Ontario Court of Justice
Her Majesty the Queen v. Q.M.
Show Cause Proceedings
Before: His Worship, Justice of the Peace P. Kowarsky Date: March 30th, 2015 Location: Toronto, Ontario, Courtroom 301
Publication Ban Notice
INFORMATION CONTAINED HEREIN IS PROHIBITED FROM PUBLICATION PURSUANT TO S.486.4 AND 517.1 OF THE CRIMINAL CODE OF CANADA
BY ORDER OF THE HONOURABLE JUSTICE OF THE PEACE P. KOWARSKY
DATED MARCH 30TH, 2015
Appearances
J. Tupper, Esq. Counsel for the Crown
R. Karrass, Esq. Counsel for the Accused
Ruling
KOWARSKY, J.P. (Orally):
Background and Procedural History
[1] Prior to the lunch break I heard the allegations, the synopsis, and submissions from counsel, and I indicated that I would deliver my decision after the lunch break.
[2] Q.M. is a 23 year old man from China who came to Canada on a student visa for the purpose of studying economics at York University in Toronto. He seeks Judicial Interim Release with respect to an Information charging him with eight criminal offences. And he is being assisted by the Mandarin Interpreter.
[3] By virtue of his charge of failing to comply with his recognizance, the onus of persuasion is reversed. Consequently he is required to satisfy the court on a balance of probabilities on all three grounds, the primary, the secondary and the tertiary grounds, why he should not be held in pre-trial custody, or why it is not necessary that he be held in pre-trial custody pending the outcome of these charges against him in a court of law.
[4] It is conceded by both the crown and defence counsel that the accused is not ordinarily resident in Canada, and that a plan of release would include a cash component.
Publication Bans
[5] At the commencement of these proceedings, at the request of both counsel, I imposed a publication ban pursuant to Section 486.4 of the Criminal Code, as well as a further publication ban under Section 517(1) of the Criminal Code. Consequently the publication ban under Section 486.4 restricts the publication, broadcasting or transmission in any way of evidence that could identify a complainant or witness, and remains in force indefinitely until otherwise ordered.
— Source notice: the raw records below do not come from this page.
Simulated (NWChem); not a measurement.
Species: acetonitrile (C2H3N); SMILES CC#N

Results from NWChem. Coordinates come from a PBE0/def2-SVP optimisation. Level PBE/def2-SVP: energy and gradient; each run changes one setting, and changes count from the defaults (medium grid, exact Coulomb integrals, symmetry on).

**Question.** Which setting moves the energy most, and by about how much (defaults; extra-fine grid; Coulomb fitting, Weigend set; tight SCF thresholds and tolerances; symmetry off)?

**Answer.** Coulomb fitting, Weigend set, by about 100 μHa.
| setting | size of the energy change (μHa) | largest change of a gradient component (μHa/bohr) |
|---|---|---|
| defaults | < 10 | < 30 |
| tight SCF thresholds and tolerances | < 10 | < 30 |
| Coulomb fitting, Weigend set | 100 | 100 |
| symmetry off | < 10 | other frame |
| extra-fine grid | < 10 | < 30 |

[6] The publication ban under Section 517(1) of the Criminal Code mandates that the evidence taken, the information given, or the representations made, and the reasons given or to be given at this bail hearing shall not be published in any document or broadcast or transmitted in any way before such time as the accused is discharged after a preliminary inquiry, or if the accused is tried or ordered to stand trial before the trial is ended.
Crown's Case
[7] With the consent of defence counsel the crown read the police synopsis into the record.
[8] The accused was in a dating relationship with the complainant in June 2014. After the relationship ended the accused was charged with numerous offences allegedly committed against the complainant, including criminal harassment times two, threaten bodily harm, assault, and sexual assault times two.
[9] After being released on bail with conditions, including no contact or communication with the complainant, the accused was charged with various offences including breaching his recognizance by communicating with the complainant.
[10] After a second bail hearing he was ordered detained. Subsequently, after spending 74 days in pre-trial custody, he was released on a bail review subject to numerous conditions. The accused's father came from China and a new plan of release was presented to the Superior Court, including his being supervised by his father. The Superior Court released him on a recognizance subject to certain conditions.
[11] On February the 11th, 2015, the accused pleaded guilty to assault and mischief, which defence counsel advised was spilling a milkshake on the complainant and tearing up her passport. The disposition was a suspended sentence and a probation order for two years which contained conditions comprising no contact or communication with the complainant.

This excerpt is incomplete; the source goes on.